Dear Mr Brits
Thank you for your response to my article on the prime lending rate. At Finweek we value feedback, even when people disagree with our articles. I would, however, like to say that I take exception to the fact that your letter was posted on the Banking Association’s website purporting to have been emailed to me when in fact the document was never sent.
It was only when I drew attention to this via Twitter that the letter was actually sent to me. I do, however, accept your apology for this oversight, as per your email on 30 July 2012. But back to the matter at hand – the: The mystery of the prime lending rate.

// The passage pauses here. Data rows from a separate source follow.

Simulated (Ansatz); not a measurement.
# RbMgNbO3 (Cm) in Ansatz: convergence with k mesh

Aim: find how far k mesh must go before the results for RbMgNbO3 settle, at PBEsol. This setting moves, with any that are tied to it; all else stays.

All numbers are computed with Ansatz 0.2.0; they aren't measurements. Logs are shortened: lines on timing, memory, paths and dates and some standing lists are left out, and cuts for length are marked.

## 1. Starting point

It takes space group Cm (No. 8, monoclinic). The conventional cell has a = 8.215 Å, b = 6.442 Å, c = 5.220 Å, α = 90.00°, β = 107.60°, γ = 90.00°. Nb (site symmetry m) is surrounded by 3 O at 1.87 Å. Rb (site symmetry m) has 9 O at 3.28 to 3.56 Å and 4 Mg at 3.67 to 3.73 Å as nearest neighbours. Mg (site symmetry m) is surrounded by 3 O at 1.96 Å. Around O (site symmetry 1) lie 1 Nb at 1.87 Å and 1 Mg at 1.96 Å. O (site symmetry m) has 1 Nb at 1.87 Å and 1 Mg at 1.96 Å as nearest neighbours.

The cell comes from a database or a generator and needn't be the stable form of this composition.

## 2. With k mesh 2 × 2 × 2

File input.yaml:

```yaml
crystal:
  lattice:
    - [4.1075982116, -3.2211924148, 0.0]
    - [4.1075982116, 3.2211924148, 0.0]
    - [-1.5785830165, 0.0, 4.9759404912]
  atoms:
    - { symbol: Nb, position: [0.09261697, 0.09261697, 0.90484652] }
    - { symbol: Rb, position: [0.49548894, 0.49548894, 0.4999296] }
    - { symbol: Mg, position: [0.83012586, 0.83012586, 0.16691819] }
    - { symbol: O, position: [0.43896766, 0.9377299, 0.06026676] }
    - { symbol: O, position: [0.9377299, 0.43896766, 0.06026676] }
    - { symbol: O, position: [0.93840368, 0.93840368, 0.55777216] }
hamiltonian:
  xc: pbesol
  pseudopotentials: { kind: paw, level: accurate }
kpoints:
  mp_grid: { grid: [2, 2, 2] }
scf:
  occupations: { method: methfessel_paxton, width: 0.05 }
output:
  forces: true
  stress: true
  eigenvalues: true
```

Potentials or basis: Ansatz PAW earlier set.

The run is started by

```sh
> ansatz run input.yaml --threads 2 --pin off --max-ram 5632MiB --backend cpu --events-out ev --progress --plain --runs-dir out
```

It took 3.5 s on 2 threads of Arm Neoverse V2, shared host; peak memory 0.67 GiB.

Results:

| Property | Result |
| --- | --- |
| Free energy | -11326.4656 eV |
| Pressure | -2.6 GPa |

The explanation you provide in your letter has one failing that I have noticed in all the critiques my article has received from the banking community: a complete inability to explain how and why it was decided that the prime rate should be set a full 3.5 percentage points above the repurchase rate. Your letter claims that this 3.5 percentage point spread was “decided by the SARB in September 2001, and confirmed by the then Governor of the Reserve Bank Mr Tito Mboweni in 2009.”
Fine, but can you please explain how this 3.5 percentage point profit margin for banks was arrived at? As far as I can tell, there is absolutely no competitive, market-related process that’ is used to determine this 3.5 percentage point “spread”. Thus, in the absence of any explanation, one can only assume that it was arbitrarily decided by banking executives and the Reserve Bank Governor over a few single malts and some Cuban cigars.
If retailers or manufacturers got together and arbitrarily decided to institute a fixed profit margin on the sale of a particular article, good it would be branded collusion and they would be rightly sanctioned by the competition authorities. Why should banks be exempted from this?
I can already hear critics wailing that I am forgetting that the prime rate is in fact not a fixed reference point as banks sometimes shave a few percentage points off of the prime rate to throw the working serfs a bone. Of course, what they give with one hand they take away with the other by also adding a few percentage points to the prime rate in some cases.
The fact still remains that for any consumer seeking a loan, the prime lending rate is the reference point from which any rate negotiation begins. This grants banks a mandatory 3.5 percentage point “profit margin” without any market-related, competitive pricing process. It is merely assumed and hence blindly accepted, which effectively amounts to an obligatory 3.5 percentage point handicap for consumers even before a bank makes any effort to assess their individual creditworthiness.
I thus reiterate my original question: how was it decided that banks should automatically receive a 3.5 percentage point interest rate margin when extending loans to consumers? And why can the Reserve Bank, the Banking Association and the Finance Ministry give no meaningful explanation as to how this 3.5 percentage point gap was arrived at other than to say it was “decided” over a decade ago?
Your argument that the banks’ funding costs are not only determined by the Central Bank rate is true, but I fail to see how this justifies an arbitrary decision to fix the funding costs of consumers at 3.5 percentage points above the Central Bank rate – particularly when money market rates typically run at roughly 50-odd basis points above repo. The wheat price is not the sole determinant of bread producers’ costs, yet if they arbitrarily instituted a pre-determined, fixed profit margin on the sale of bread – and used the argument that they occasionally shaved off a few pennies for favoured customers – they would be dragged in front of the competition authorities. Why should banks be exempt from this scrutiny?
The only solution I can see would be for Government to pass legislation requiring banks to structure their interest rates on a “repo-plus” basis. This would allow for greater competition with loan rates decided on a case-by-case basis rather than a predetermined interest rate margin of 3.5 percentage points for which there exists no market-related explanation.